This undated photo released by Democrats on the House Oversight Committee shows former President Bill Clinton, Ghislaine Maxwell and Jeffrey Epstein, with Clinton’s signature at the top of the photo. — AFP
This undated photo released by Democrats on the House Oversight Committee shows former President Bill Clinton, Ghislaine Maxwell and Jeffrey Epstein, with Clinton’s signature at the top of the photo. — AFP

Former US president Bill Clinton will be grilled by a Congressional panel on Friday on his well-documented links to Jeffrey Epstein, as Democrats seek to shift focus onto Donald Trump’s own ties to the convicted sex offender.

Clinton features prominently throughout the latest Epstein files disclosures, with the former president insisting that he broke ties with him well before the disgraced billionaire’s 2008 conviction for sex offences.

Mere mention in the files released by the US Department of Justice does not imply wrongdoing, and Clinton has not been accused of a crime or formally investigated.

He follows his wife, former secretary of state Hillary Clinton, who testified Thursday, defiantly calling for President Trump — who like Bill Clinton had ties with Epstein — to appear before the panel.

“If this committee is serious about learning the truth about Epstein’s trafficking crimes… it would ask (Trump) directly under oath about the tens of thousands of times he shows up in the Epstein files,” she said in an opening statement published online.

The depositions are being held behind closed doors even though the Clintons called for them to be open and televised, a move Bill Clinton denounced as akin to a “kangaroo court.”

The grilling comes with greater peril for the former president than for his wife, as he has acknowledged extensive interactions with Epstein, but said he never visited the shady financier’s private Caribbean island.

Epstein was associated with the world’s rich, famous and powerful, and was convicted in 2008 for soliciting sex from girls as young as 14.

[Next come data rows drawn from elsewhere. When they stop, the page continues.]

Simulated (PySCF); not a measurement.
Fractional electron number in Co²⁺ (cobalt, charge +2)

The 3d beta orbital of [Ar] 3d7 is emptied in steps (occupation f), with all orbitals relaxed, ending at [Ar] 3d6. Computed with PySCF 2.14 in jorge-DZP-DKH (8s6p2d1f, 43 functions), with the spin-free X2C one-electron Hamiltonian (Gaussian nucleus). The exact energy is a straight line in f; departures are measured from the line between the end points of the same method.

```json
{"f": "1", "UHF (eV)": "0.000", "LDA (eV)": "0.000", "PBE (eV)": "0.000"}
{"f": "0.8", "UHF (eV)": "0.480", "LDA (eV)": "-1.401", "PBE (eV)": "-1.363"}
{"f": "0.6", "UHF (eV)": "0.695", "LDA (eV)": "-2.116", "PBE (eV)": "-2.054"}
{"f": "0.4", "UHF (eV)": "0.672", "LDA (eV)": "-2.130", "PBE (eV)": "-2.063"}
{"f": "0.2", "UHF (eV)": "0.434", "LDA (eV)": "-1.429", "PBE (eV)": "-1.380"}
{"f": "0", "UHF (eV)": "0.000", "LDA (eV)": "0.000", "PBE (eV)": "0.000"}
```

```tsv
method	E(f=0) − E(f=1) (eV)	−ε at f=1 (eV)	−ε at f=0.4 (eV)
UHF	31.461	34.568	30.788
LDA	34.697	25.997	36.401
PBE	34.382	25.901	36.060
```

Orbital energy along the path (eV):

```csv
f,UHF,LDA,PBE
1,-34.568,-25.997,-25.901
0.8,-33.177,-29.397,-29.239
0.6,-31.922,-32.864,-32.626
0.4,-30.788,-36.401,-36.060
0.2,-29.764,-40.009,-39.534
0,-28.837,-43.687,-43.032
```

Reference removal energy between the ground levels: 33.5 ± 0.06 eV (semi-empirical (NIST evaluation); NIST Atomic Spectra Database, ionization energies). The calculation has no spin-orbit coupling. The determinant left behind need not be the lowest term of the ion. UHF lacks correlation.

He died in a New York jail cell in 2019 while facing trial on sex trafficking charges. His death was ruled a suicide.

The Republican-led House Oversight Committee is probing those who were linked to Epstein, particularly in light of the Justice Department’s disclosures of millions of new documents related to its investigation of him.

Hillary insisted that she had neither flown on Epstein’s plane nor visited his island.

The Clintons had initially rejected subpoenas ordering them to testify in the panel’s probe, but the Democratic power couple agreed to do so after House Republicans threatened to hold them in contempt of Congress.

Newly released pictures

Hillary Clinton said in her opening statement to the panel that it “justified its subpoena to me based on its assumption that I have information regarding the investigations into the criminal activities of Jeffrey Epstein and Ghislaine Maxwell.”

“Let me be as clear as I can. I do not.”

Democrats say the investigation is being weaponised to attack Trump’s political opponents rather than to conduct legitimate oversight.

Bill Clinton features prominently in the trove of investigative files related to Epstein released by the Justice Department but has not been accused of any wrongdoing.

Previously unseen photographs from the files include one showing the former president reclining in a hot tub, part of the image obscured by a stark black rectangle.

In another, Clinton is pictured swimming alongside a dark-haired woman who appears to be Epstein’s accomplice Ghislaine Maxwell.

Clinton has acknowledged flying on Epstein’s private plane several times in the early 2000s for Clinton Foundation-related humanitarian work.

David Markus, an attorney for Maxwell, said recently that Clinton and Trump are “innocent of any wrongdoing.”

The depositions are being held in Chappaqua, New York, where the Clintons reside.

Dozens of journalists have converged on the wealthy hamlet and the Secret Service erected metal barricades around the arts centre where the depositions are happening.

Republican committee chair James Comer said at the conclusion of Hillary’s appearance that lawmakers had “a lot of questions for her husband tomorrow.”